Florida’s chief financial officer and state fire marshal has written to the National Highway Traffic Safety Administration (NHTSA) saying salt water reacting with batteries in EVs may be a “ticking time bomb” and cause more fires.
Jimmy Patronis said in a statement there would inevitably be more fires following Hurricane Ian as lithium batteries corroded as a result of exposure to salt water. There are large numbers of damaged or submerged EVs following the storm.
“I…saw with my own eyes an EV continuously ignite, and continually reignite, as fire teams doused the vehicle with tens-of-thousands of gallons of water. Subsequently, I was informed by the fire department that the vehicle once again reignited when it was loaded onto the tow truck.
“Based on my conversations with area firefighters, this is not an isolated incident. As you can appreciate, I am very concerned that we may have a ticking time bomb on our hands.”

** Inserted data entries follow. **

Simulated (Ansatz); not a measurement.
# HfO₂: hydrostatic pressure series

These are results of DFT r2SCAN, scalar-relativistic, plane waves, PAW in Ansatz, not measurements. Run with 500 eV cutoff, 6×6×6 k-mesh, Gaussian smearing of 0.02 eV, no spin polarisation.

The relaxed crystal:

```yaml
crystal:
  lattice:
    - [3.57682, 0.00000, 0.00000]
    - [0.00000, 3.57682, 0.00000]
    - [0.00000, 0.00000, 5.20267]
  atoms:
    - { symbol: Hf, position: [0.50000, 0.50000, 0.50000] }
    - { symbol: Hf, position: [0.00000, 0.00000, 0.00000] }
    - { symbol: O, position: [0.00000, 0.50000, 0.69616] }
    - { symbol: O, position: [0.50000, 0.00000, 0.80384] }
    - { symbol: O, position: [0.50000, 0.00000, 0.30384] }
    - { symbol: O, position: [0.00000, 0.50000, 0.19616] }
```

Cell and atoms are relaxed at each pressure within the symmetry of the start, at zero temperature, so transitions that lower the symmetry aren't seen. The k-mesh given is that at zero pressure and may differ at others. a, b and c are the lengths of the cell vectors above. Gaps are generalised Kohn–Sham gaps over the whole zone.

He said initial research by his office suggests that much of the guidance on submerged vehicles does not address specific risks associated with exposure of EVs to salt water.
He asked whether:
- the NHTSA had directed EV companies to immediately tell consumers of dangers related to a vehicle impacted by storm surge
- the personal protective equipment, including gas masks used by fire rescue teams, effectively protect from poisonous gases
- search teams need to arrange immediate removal of EVs from incidents.
He also requested guidance on where compromised EVs should be taken to burn out.
He said as state fire marshal, he must ensure local fire teams have all the equipment needed and concluded: “Your responses may be the difference between life and death.”